Whether you are in e-commerce, media, healthcare, or any other industry, pgvector empowers you to add new capabilities, enhance recommendation systems, and make more informed decisions based on vectorized data. Examples range from product recommendations, frequently used in e-commerce scenarios, to image recognition, which is very common in media and healthcare use cases.

pgvector in a nutshell

The basic functionality of pgvector is the storage and comparison of vector information in PostgreSQL. A vector representation is a way of representing data as a set of numerical values, where each value represents a feature or attribute of the data. In this representation, the data is encapsulated as a vector, which is a mathematical object that has both magnitude and direction.

Vector representations are widely used in machine learning and natural language processing, where they are called embeddings and used to represent words, phrases, sentences, images and documents. In these applications, each dimension of the vector corresponds to a specific feature of the text, such as the frequency of a particular word or the context in which it appears.

Vector representations are often used for tasks such as classification, clustering, and similarity matching. By representing data as vectors, it becomes possible to apply mathematical operations to the data, such as measuring the distance between two vectors or calculating the dot product of two vectors. These operations can be used to compare and analyze the data, and to extract meaningful insights from it.

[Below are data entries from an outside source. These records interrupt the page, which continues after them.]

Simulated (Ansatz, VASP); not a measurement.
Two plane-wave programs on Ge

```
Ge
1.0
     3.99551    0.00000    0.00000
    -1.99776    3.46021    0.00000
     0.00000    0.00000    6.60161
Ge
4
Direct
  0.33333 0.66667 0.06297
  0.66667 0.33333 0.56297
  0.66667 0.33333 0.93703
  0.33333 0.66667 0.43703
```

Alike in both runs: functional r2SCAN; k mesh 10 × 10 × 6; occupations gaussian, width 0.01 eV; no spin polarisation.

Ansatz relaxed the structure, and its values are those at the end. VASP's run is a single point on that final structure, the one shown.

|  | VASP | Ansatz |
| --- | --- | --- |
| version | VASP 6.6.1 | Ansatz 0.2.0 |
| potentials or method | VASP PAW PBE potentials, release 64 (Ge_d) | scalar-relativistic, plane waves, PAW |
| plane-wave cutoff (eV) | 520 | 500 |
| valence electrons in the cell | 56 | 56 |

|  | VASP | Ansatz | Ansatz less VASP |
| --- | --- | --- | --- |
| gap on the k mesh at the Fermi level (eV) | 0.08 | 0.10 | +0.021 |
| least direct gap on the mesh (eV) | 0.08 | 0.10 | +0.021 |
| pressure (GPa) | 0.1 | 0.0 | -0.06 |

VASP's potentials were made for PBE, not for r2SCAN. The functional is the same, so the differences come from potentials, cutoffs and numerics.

pgvecor makes PostgreSQL able to store, retrieve and compare vectors allowing you to perform similarity search to identify items or data points that share intrinsic characteristics or similarities with a given query item. By comparing the query item to a dataset using a defined distance metric, you can identify the most similar items efficiently. pgvector also allows you to build full or partial indexes to speed up similarity search and to trade query performance with search accuracy by defining the amount of rows to scan.

Benefits of pgvector

By using pgvector, you are adding vector search to the PostgreSQL capabilities, removing the need to build the dedicated functionality elsewhere. This extension provides the following capabilities:

  • Accelerate machine learning adoption: vector search is now only a SQL query away, therefore all tools able to connect with PostgreSQL can now benefit from similarity search queries out of the box.

  • No data movement: by storing embeddings alongside the existing relational data, the queries can run directly on top of PostgreSQL, without the need to export, transform and reconcile the data.

  • Empower existing architectures: PostgreSQL is already widely used in organizations, with pgvector coming as a plug-and-play extension allowing for any dataset to be addressed with vector search functionality without having additional databases.

  • Mix vector search with transactional data: vector search alone can be quite limited. The power of pgvector is that it provides the vector similarity functions alongside the relational data, allowing users to enrich vector queries with additional attributes and filters based on other columns and tables stored in the same database.

  • ACID + similarity search: since it's based on PostgreSQL, you can benefit its ACID (Atomicity, Consistency, Isolation, and Durability) properties and mix them with vector similarity queries.

Getting started with pgvector in Aiven for PostgreSQL

pgvector is supported in all new Aiven for PostgreSQL instances with version 13 or later. If you have an existing Aiven for PostgreSQL on version 13 or newer and you wish to enable pgvector, check for maintenance updates. After applying the one mentioning pgvector, you'll be able to use the extension.

Once the PostgreSQL instance is equipped with pgvector, you can enable the extension by connecting with a SQL client (e.g. psql) and executing the following command

CREATE EXTENSION VECTOR

With the extension enabled you can now define columns of type VECTOR specifying the dimensionality. The following example creates a table with a vector column having 3 dimensions.

CREATE TABLE COLORS(COLOR TEXT PRIMARY KEY, RGB VECTOR(3));

You can now insert data in the COLORS table with:

INSERT INTO COLORS VALUES ('RED','[255,0,0]'); INSERT INTO COLORS VALUES ('GREEN','[0,255,0]'); INSERT INTO COLORS VALUES ('BLUE','[0,0,255]'); INSERT INTO COLORS VALUES ('AQUA','[0,255,255]'); INSERT INTO COLORS VALUES ('BLACK','[0,0,0]'); INSERT INTO COLORS VALUES ('WHITE','[255,255,255]');

And find the euclidean distance between the existing colors in the COLORS table and the pink color (255,153,204) with:

select *, rgb <-> '[255,153,204]' distance from colors order by 3;

The result shows that WHITE is the closest color to the PINK;

color | rgb | distance --------+-----------------+--------------------  WHITE | [255,255,255] | 114.03946685248927  RED | [255,0,0] | 255  AQUA | [0,255,255] | 279.3385043276347  BLUE | [0,0,255] | 301.72006893808043  GREEN | [0,255,0] | 342.11840055746785  BLACK | [0,0,0] | 360.62445840513925 (6 rows)

Pricing & availability

Aiven for PostgreSQL is available on all major cloud service providers - AWS, Google Cloud and Microsoft Azure - in over 150 regions globally.
The pgvector extension is available for all customers who are using Aiven for PostgreSQL with PostgreSQL version 13 and above.
You can find all extensions available for Aiven for PostgreSQL in this document

You can start Aiven for PostgreSQL for free or choose startup, business and premium plans for more storage and high availability. The startup plan starts at $0.151/hour.

Bring vector search to transactional data

pgvector enables vector search on top of any PostgreSQL database, providing a wide range of similarity functions accessible with the same SQL interface we use for day to day queries.